In their San Diego days (from 1987 through 1990, when they moved to Los Angeles), they called themselves Mighty Joe Young. Bandmembers have claimed the STP motor oil logo inspired them to change their name to Stone Temple Pilots, because they could get STP stickers for free at gas stations and use them as promotional giveaways (rumors that the STP motor company filed a lawsuit over the band’s initials appear to be unfounded). After being signed to Atlantic Records in 1992, their first album, Core, brought fame, fortune and, in the case of drummer Eric Kretz, an acrimonious and expensive divorce.
In a 1994 Rolling Stone poll, STP was voted Worst New Band by critics, and Best New Band by readers. The same year, STP’s song “Plush” won a “Best Hard Rock Performance” Grammy. All five of the band’s studio albums have earned either gold or platinum certification. Weiland’s 1996 arrest for possession of heroin and cocaine derailed the band for awhile. During a band hiatus from 1997 to 1999, Weiland released a solo album and the others formed a temporary band, Talk Show.
The band split in 2003, with Dean and Robert DeLeo forming Army of Anyone with Filter singer Richard Patrick and drummer Ray Luzier (who went on to join Korn). STP drummer Eric Kretz founded his own Bomb Shelter studio and worked as music supervisor of the Henry Rollins Show.
Weiland joined Velvet Revolver, which also featured former members of Guns N’ Roses. For awhile, anyway.
After Velvet Revolver canceled their sold-out February 2008 show at downtown’s House of Blues, the band released this statement: “Following Velvet Revolver’s performance [February 6] in Los Angeles, lead singer Scott Weiland voluntarily entered a rehab facility. Tonight’s scheduled performance at San Diego has been postponed.”
VR canceled a planned Australia tour as well. Shortly after resuming their tour schedule, Weiland announced onstage that Velvet Revolver was through. The band rebutted that they would stay together, with a new lead singer.
After coming across the DeLeo brothers at a 2007 beach party, Weiland began talking to them about an STP reunion. The result was a 2008 reunion tour and a 2010 self-titled album produced with help from Don Was. The album came out on Atlantic Records, despite the fact that the label had sued over breach-of-contract issues, when the band first announced its plans to reunite and record withOUT Atlantic. Released in May, 2010, it debuted at number two on the Billboard album charts.

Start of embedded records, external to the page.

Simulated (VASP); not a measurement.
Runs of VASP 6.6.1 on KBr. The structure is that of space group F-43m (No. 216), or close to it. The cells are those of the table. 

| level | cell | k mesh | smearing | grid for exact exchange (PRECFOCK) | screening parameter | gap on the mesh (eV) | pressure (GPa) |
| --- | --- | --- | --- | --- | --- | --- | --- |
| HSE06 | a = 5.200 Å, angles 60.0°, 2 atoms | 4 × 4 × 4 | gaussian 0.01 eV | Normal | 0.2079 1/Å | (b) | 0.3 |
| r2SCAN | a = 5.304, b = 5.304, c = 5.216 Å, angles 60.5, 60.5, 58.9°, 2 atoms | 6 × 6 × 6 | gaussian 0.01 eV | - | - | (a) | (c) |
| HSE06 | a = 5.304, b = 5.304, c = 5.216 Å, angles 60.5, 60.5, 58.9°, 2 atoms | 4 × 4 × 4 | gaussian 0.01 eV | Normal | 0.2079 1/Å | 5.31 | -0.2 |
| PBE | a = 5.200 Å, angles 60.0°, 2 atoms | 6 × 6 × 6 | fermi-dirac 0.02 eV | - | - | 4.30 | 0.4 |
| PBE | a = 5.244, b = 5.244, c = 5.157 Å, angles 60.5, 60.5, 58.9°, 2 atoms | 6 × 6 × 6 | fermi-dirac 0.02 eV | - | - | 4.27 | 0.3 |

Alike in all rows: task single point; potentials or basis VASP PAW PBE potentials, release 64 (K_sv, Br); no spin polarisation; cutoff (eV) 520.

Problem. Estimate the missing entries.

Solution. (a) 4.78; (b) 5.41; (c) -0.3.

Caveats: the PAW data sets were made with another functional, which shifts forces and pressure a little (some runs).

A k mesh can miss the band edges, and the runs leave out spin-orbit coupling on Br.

Weiland released a holiday single in 2009, “Have Yourself a Merry Little Christmas.” Later in 2010, he announced a solo Christmas album is in the works, but it ended up being shelved until late 2011.
His autobiography Not Dead & Not For Sale was released on May 17, 2011, via the Simon & Schuster imprint Scribner.
On joining Velver Revolver, he says in the book “They put some songs on a CD and my wife said ‘They think you’ll like what they’re doing.’ I didn’t. It sounded like Bad Company, and I never liked Bad Company. A week or so later, another CD arrived with songs custom-designed for me. The tunes had STP written all over them.”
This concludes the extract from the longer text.